LSTM Produces Random Predictions
I have trained an LSTM in PyTorch on financial data where a series of 14 values predicts the 15th. I split the data into Train, Test, and Validation sets. I trained the model until the loss stabilized. Everything looked good to me when using the model to predict on the Validation data.
When I was writing up my research to explain to my manager, I happened to get different predicted values each time I ran the model (prediction only) on the same input values. This is not what I expected so I read some literature but was not able to explain my results. Intuitively, my results indicate there is some random variable, node, gate, that is influences the prediction, but I cannot figure out where this is or if/how this can be configured.
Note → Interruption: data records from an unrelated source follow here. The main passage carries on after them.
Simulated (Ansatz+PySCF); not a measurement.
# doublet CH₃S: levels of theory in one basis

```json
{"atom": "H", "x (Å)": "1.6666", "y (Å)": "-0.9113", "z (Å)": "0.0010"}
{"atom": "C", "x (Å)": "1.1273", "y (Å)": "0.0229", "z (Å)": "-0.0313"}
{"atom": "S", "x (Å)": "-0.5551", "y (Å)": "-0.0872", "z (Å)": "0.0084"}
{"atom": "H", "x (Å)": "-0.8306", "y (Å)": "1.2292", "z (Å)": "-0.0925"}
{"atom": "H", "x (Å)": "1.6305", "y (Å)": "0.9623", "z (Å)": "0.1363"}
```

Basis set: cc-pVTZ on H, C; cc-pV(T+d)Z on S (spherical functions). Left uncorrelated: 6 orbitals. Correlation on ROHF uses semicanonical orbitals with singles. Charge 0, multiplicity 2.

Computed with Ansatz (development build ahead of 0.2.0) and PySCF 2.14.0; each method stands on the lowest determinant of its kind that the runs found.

Here is my model definition:
class TimeSeriesNNModel(nn.Module):
def __init__(self):
super(TimeSeriesNNModel, self).__init__()
self.lstm1 = nn.LSTM(input_size=14, hidden_size=50, num_layers=1)
self.lstm2 = nn.LSTM(input_size=50, hidden_size=25, num_layers=1)
self.linear = nn.Linear(in_features=25, out_features=1)
self.h_t1 = None
self.c_t1 = None
self.h_t2 = None
self.c_t2 = None
def initialize_model(self):
self.h_t1 = torch.rand(1, 1, 50, dtype=torch.double)
self.c_t1 = torch.rand(1, 1, 50, dtype=torch.double)
self.h_t2 = torch.rand(1, 1, 25, dtype=torch.double)
self.c_t2 = torch.rand(1, 1, 25, dtype=torch.double)
def forward(self, input_data, future=0):
outputs = []
self.initialize_model()
output = None
for i, input_t in enumerate(input_data.chunk(input_data.size(1), dim=1)):
self.h_t1, self.c_t1 = self.lstm1(input_t, (self.h_t1, self.c_t1))
self.h_t2, self.c_t2 = self.lstm2(self.h_t1, (self.h_t2, self.c_t2))
output = self.linear(self.h_t2)
outputs += [output]
outputs = torch.stack(outputs, 1).squeeze(2)
return outputs
If anyone can point out what is wrong with my model or my understanding, I'd be really grateful.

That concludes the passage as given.